The problem mentioned with pyenv is that people accidentally develop/test on the wrong version of python itself. But that's specific to pyenv, and I don't actually see where the article discusses problems with venv. So again: What exact steps would a team take using just pip+virtualenv or pip+conda (the comment you responded to didn't mention pyenv or venv) that would lead to production outages?
It feels like you've determined there's nothing wrong with pyenv, pip, and virtualenv so any issues brought up, you will reject.
If that's not the case, here's the issue - someone used pyenv and did not exactly specify the python type - I believe we were on 3.9 and prod was 3.9.11 and the current python version was 3.9.12. There was a downstream package that had an OS dependency - I believe it was pandas - that conflicted and needed to be updated locally to work with 3.9.12. This broke and raised an error in production that was not reproducible locally - and when you deploy on AWS, reproducing can be a pain in the butt. I'm sure if the data scientist had used perfect pyenv, virtualenv, and pip commands; we would have caught this. However, they're very complicated - especially for people who focus on math - so requiring full knowledge of these tools is unrealistic for most data scientists.

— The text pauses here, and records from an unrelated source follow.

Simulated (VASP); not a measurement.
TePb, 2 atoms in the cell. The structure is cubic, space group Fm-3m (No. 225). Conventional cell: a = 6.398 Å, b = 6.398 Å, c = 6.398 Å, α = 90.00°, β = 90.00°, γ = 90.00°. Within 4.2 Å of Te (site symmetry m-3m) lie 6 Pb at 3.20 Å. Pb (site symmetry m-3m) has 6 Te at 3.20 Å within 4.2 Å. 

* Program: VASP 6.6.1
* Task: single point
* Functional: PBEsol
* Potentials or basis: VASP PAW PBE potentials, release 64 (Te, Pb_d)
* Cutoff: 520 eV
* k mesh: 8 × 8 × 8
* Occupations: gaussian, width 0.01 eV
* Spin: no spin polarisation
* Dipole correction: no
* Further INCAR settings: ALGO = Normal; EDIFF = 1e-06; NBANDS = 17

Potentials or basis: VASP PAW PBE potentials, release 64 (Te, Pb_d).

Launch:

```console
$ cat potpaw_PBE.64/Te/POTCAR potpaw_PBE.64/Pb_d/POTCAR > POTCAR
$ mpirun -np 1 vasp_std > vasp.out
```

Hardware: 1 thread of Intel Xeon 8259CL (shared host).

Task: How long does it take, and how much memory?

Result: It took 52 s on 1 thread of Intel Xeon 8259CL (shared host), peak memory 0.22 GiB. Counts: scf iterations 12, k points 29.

> It feels like you've determined there's nothing wrong with pyenv, pip, and virtualenv so any issues brought up, you will reject.
Alternatively, I'm rejecting your claims because you keep making them and then not providing evidence. Now that you've actually described the problem, I can agree that that's a footgun, and pyenv should start to strongly discourage setting a global version in much the same way that pip has started to protect against people using `sudo pip install` to trash their systems.